On OpenBSD 5.1/SPARC, I'm seeing this test failure:
test-fma2.h:93: assertion failed
FAIL: test-fmal2
It turns out that gcc has miscompiled the rpl_fmal function in lib/fmal.c.
More precisely, this code
fsum += (DOUBLE)
((sum[sum_len - k - 1] << (GMP_LIMB_BITS - shift))
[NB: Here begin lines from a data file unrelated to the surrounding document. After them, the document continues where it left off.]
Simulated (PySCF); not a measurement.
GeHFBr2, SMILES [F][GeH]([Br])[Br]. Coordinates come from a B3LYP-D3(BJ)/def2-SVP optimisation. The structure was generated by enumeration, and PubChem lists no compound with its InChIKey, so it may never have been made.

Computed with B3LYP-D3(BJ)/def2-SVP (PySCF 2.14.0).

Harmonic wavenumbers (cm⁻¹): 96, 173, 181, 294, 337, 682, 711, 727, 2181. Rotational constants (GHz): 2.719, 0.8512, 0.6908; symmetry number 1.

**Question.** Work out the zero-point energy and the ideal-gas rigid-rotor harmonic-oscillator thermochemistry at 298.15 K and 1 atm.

| (sum[sum_len - k - 2] >> shift));
in a situation where the parenthesized expression would evaluate to
2^32 with 64-bit computation, or therefore to 0 when truncated to
'unsigned int' (the sum[] array element type is 'unsigned int'), increments
fsum by 262144.0L. It happens even without optimization.
(gdb) print shift
$38 = 1
(gdb) print fsum
$39 = 0
(gdb) next
876 fsum += (DOUBLE)
(gdb) print ( sum[sum_len - k - 1] << 31 ) | (sum[sum_len - k - 2] >> 1)
$40 = 4294967296
(gdb) print (unsigned int)(( sum[sum_len - k - 1] << 31 ) | (sum[sum_len - k -
2] >> 1))
$41 = 0
(gdb) next
873 while (--k >= 0)
(gdb) print fsum
$42 = 262144
2012-03-15 Bruno Haible <[email protected]>
fmal: Avoid test failure on OpenBSD 5.1/SPARC64.
* lib/fma.c (VOLATILE): New macro.
(FUNC): Use it to work around a GCC compiler bug.
--- lib/fma.c.orig Thu Mar 15 12:09:33 2012
+++ lib/fma.c Thu Mar 15 12:06:55 2012
@@ -72,6 +72,13 @@
# pragma fenv_access (off)
#endif
+/* Work around GCC 4.2.1 bug on OpenBSD 5.1/SPARC64. */
+#if defined __GNUC__ && defined __sparc__
+# define VOLATILE volatile
+#else
+# define VOLATILE
+#endif
+
/* It is possible to write an implementation of fused multiply-add with
floating-point operations alone. See
Sylvie Boldo, Guillaume Melquiond:
@@ -866,16 +873,22 @@
else
{
/* First loop round. */
- fsum = (DOUBLE)
- ((sum[sum_len - k - 1] << (GMP_LIMB_BITS -
shift))
- | (sum_len >= k + 2 ? sum[sum_len - k - 2] >>
shift : 0));
+ {
+ VOLATILE mp_limb_t chunk =
+ (sum[sum_len - k - 1] << (GMP_LIMB_BITS - shift))
+ | (sum_len >= k + 2 ? sum[sum_len - k - 2] >>
shift : 0);
+ fsum = (DOUBLE) chunk;
+ }
/* General loop. */
while (--k >= 0)
{
fsum *= chunk_multiplier;
- fsum += (DOUBLE)
- ((sum[sum_len - k - 1] << (GMP_LIMB_BITS -
shift))
- | (sum[sum_len - k - 2] >> shift));
+ {
+ VOLATILE mp_limb_t chunk =
+ (sum[sum_len - k - 1] << (GMP_LIMB_BITS -
shift))
+ | (sum[sum_len - k - 2] >> shift);
+ fsum += (DOUBLE) chunk;
+ }
}
}
}